Once we left Seattle, we were on our own again in national parks and forest so there's not much to write about except to say that everyone should go to the Cascades and then stay at Keller Ferry, a campground in the middle of nowhere that is just spectacular. So far, everything has been beautiful, so here's a bunch of pictures to show you what I mean. Two more things: 1) the recession has put everyone out of business and everything is for sale. I can't tell you how many businesses we passed with "For Sale" signs. We also passed several plots for housing developments that were completely empty... 2) Small towns are under the impression that all travelers want espresso. So everywhere we went, there were little shacks with an "ESPRESSO" sign. All caps...

One pot supper!
Crater Lake...
Voodoo Donuts in Portland. I had a maple-bacon donut, mmm.

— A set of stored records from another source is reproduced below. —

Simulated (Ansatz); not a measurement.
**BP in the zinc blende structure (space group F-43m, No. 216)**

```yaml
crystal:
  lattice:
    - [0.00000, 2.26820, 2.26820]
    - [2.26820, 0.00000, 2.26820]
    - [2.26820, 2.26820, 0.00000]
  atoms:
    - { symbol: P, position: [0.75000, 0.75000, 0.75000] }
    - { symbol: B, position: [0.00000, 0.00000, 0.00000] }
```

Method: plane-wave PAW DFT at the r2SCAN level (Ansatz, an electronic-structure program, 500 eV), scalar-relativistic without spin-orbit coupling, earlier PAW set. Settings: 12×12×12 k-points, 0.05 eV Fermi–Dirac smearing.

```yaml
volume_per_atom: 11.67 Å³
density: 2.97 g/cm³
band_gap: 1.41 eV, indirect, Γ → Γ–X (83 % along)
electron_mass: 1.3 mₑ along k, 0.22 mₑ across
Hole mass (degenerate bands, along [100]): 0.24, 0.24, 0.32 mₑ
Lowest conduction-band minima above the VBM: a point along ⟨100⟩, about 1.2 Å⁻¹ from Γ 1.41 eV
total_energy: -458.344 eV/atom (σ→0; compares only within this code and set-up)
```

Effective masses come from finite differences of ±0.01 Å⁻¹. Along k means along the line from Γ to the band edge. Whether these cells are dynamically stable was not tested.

View of Portland from the Portland City Grill.
A breakfast food truck.
THE BEST BREAKFAST SANDWICH EVER.
A sassy gin Moscow mule at the Bathtub Gin & Co. in Seattle.
Snow-capped mountains in the Cascades.


"Big sky country" in eastern Washington. 
Camping at Keller Ferry (playing with our new tripod).
Long exposure of our fire (i.e., looks crazier than it actually was).
Long exposure of the horizon at Keller Ferry.